BMA SALON AND BMA SCREENING ROOM
New Digital Platforms Provide Direct Support to Baltimore-Based Artists, Galleries, and Collectives at tomorrows.artbma.org
The BMA Salon launches with 11 online exhibitions developed by Baltimore-based galleries and artist collectives. The presentations include images and details about the featured artworks available for purchase, background on the presenting organization, and contact details to access further information. Each gallery and collective will handle their own transactions and keep the proceeds in full. The BMA Salon was established with the vision to cultivate new audiences for participants and enhance their networks. The BMA has provided each participant with $2,500 as an organizing fee to support their work in creating the presentations. Nine other organizations will be added to the website in mid July.

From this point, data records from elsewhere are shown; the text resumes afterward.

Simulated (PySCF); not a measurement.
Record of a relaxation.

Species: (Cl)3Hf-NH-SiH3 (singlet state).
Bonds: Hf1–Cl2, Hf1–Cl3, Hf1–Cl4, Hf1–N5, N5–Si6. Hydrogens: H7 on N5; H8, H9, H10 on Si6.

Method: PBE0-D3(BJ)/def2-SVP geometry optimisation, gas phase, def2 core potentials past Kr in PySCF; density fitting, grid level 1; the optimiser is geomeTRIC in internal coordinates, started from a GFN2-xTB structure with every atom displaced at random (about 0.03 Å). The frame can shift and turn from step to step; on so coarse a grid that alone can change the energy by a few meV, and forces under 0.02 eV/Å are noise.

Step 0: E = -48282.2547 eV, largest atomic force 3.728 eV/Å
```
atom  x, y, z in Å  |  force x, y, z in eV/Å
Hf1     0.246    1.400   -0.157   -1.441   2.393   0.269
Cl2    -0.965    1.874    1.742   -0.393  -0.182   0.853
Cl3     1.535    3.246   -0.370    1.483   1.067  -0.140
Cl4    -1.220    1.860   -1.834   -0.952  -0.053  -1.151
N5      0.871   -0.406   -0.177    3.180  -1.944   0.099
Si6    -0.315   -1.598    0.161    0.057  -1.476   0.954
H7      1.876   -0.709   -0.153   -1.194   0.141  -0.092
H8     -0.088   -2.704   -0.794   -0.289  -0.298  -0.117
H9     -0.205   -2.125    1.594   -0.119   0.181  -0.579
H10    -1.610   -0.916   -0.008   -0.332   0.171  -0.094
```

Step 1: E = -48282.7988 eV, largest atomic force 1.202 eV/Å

The BMA Screening Room debuts with 48 video works created by 21 Baltimore-based and Baltimore-born artists. The works will live as part of an evolving online repository, providing increased exposure for the artists during a moment when there are few exhibition opportunities and offering the museum’s audiences new dynamic content with which to engage. The BMA has also paid each participating artist a licensing fee, ranging from $500 to $750, to feature their work as part of the new platform. The BMA Screening Room is slated to feature 50 artists, adding artists and videos through time.
PARTICIPANTS:
The first group of exhibitions are organized by Galerie Myrtis, as they lay, Creative Alliance, Current Space, Goya Contemporary Gallery, St. Charles Projects, springsteen, C. Grimaldis Gallery, ICA Baltimore, I ’sindikit I, and Resort. The BMA Salon will highlight one presentation each week, while also including content from the other galleries and collectives.The second group of organizations to be featured in mid-July are Catalyst Contemporary, Black Arts District, Connect + Collect, Mono Practice, Press Press, Gallery About Nothing, Eubie Blake Cultural Center Gallery, Waller Gallery, and The Parlour.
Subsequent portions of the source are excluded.